In pre-historic times, Kurnool formed a part of Dandakaranya forest and Sri Rama and Sri Lakshmana came to this part of the country in search of Sri Sita. The famous Chinese traveller Hieuntsang, on his way to Kanchi, passed through Kurnool.
The name Kurnool is said to have been derived from Kandenavolu Regarding Kandanavolu (a Telugu name by which it is referred to in the inscriptions and literature of the past), there is an interesting legend. According to the legend, in the time of the Western Chalukyas of Badami in the 11 Century A.D., the Vadderas who carted stones of the construction of the temples at Alampur (also known as Dakshina Kasi in Mahaboobnagar District) used the site on which the city now stands as a halting place before crossing the Tungabhadra and greased their cart-wheels with oil, locally supplied by some of the oil mongers and called the place Kandenametta. This circumstance led to the formation of a small settlement on the spot which subsequently came to be known as Kandenapalli, Kandenolu and Kandenavolu, the city of Kandena or grease. It is also interesting to note that the site which was used as a halting place by the Vadderas in those days is still known as Bandla Metta (Bandla means carts; Metta means headquarters or halting place), a street in the Old Kurnool city.

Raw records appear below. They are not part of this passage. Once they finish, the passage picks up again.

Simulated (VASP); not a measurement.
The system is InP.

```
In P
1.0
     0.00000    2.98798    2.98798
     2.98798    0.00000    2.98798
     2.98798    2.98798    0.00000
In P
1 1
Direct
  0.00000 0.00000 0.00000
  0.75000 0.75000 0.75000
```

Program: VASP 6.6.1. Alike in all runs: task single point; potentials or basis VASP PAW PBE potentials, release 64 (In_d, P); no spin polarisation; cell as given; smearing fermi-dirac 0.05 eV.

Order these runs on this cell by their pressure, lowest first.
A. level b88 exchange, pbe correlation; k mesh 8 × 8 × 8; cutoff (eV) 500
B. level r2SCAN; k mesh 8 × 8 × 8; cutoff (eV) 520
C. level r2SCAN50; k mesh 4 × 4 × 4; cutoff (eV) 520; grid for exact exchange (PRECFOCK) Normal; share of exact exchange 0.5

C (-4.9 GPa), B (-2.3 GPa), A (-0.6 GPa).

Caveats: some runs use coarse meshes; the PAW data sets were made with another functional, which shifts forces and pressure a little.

In some of the inscriptions, Kurnool is referred to as Kannadu or Karu Nadu (Karu means black; Nadu means territory). Some scholars argue that Kurnool derived its name from Kallu which means stone and Nadu which means territory.
Kurnool is also said to have been derived from Skandanavolu, the city of Skanda or Kumaraswamy. The worship of Skanda in Andhradesha is very ancient. The cities were also named after Skanda, the chief God of war of the devas.
Kurnool is also referred to as Dakshina Shirdi as the first ever temple of Lord Shri Shirdi Sai Baba was built in Kurnool. This temple was built even before the Shirdi Temple was constructed. This stellar or star-shaped temple is on the banks of the Tungabhadra river.
Konda Reddy Fort
Also called Erra Buruzu (Erra means red; Buruzu means watch-tower) one of the ruined fortifications of the Kurnool Fort is now in the heart of Kurnool (adjacent to Victory Talkies). It is so called because it was built with red sand-stone. It is circular in form (nearly 300 ft. in width) and was surrounded by a moat in the past. It is connected by a flight of steps. From the sculptural evidence, it can be presumed that this Buruzu which formed a part of the Kurnool Fort was built by the Vijayanagara rulers and it played a significant role in history during the successive dynasties. The walls of Erra Buruzu stand out for their architectural finesse and historical importance.